Against Truisms, Platitudes and (Unless You’re Careful) Tweets

I was just looking at a twitter feed, @EssentialChurch, which is apparently promoting a book on reaching out to church “dropouts” (not a bad way to phrase the problem of attracting/retaining young adults). Many of the tweets are about a missional or outward focus. For instance:

The most outwardly focused churches are many times the healthiest on the inside.

A missional church thinking outwardly usually is a healthy church inwardly.

Fair enough. I bring your attention to this because they are the sorts of things one hears a lot these days in many churches, and there is an obvious truth to them. You hear this, and even though it’s quite vague, you can’t help but nod. The church exists for the sake of its mission, they seem to be saying. We need to spend less time on inward focused things like denominational polity and the color of paint in the sanctuary and more time on reaching out and connecting with the things people actually care about. And who could dispute this? My guess is that even the people who make every church meeting so miserable by turning each trivial decision into an epic battle agree with it in principle.
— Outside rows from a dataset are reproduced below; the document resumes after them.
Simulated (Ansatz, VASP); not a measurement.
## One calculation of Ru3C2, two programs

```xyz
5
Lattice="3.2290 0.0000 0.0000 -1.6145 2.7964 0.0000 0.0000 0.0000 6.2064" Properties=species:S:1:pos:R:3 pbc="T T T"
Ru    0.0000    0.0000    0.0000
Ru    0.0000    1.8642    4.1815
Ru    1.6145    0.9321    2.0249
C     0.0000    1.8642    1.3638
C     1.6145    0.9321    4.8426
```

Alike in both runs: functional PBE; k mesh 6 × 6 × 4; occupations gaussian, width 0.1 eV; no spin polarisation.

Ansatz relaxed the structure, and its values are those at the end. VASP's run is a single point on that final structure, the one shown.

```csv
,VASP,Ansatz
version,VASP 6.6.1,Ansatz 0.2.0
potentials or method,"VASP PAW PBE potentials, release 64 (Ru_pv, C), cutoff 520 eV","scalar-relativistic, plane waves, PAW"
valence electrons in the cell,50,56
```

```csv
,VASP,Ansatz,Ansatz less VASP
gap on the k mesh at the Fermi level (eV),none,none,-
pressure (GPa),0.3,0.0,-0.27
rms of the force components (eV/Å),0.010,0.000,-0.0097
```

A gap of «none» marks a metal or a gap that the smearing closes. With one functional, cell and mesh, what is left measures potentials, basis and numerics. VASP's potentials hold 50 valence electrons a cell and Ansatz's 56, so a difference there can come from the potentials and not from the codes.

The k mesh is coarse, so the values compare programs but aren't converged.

But what I noticed was that both of these aphorisms could be inverted, and they would also express a truth. For example, we might say that churches that are focused on prayer and searching the scripture tend to have the most effective mission. Churches that listen to the word God speaks within might have the most powerful outreach. Doesn’t quite have the ring to it, but you get the idea. Christians of some eras have been most moved by interiority. I assume I’m not saying anything radical when I note that it’s not really a question of outreach or formation. One generation may get more excited about the one than the other, but you can’t have one without the other.

My point is only to say that we have to be careful about thinking in shorthand. Slogans have their place, and some churches have made very effective use of tweets and Facebook statuses. But we have to be sure that we don’t mistake a good one-liner for the whole story, or one generation’s truism for the truth. I fear that in our laudable efforts to employ current marketing techniques for evangelistic ends, we create echo chambers.

The Bible actually has something like a Twitter feed in the book of Proverbs. But it doesn’t just keep driving home a single message over and over. The individual proverbs supplement each other, nuance each other, sometimes contradict each other. “Answer not a fool according to his folly, lest thou also be like unto him. Answer a fool according to his folly, lest he be wise in his own conceit” (Prov. 26:4-5). You see how you would be missing something essential if you only read one or the other of those verses? A good aphorism is more than a truism, good preaching is more than platitudes, and good exhortation more than cheer leading.

Tweet 140 characters at at time if you must, but don’t think that way!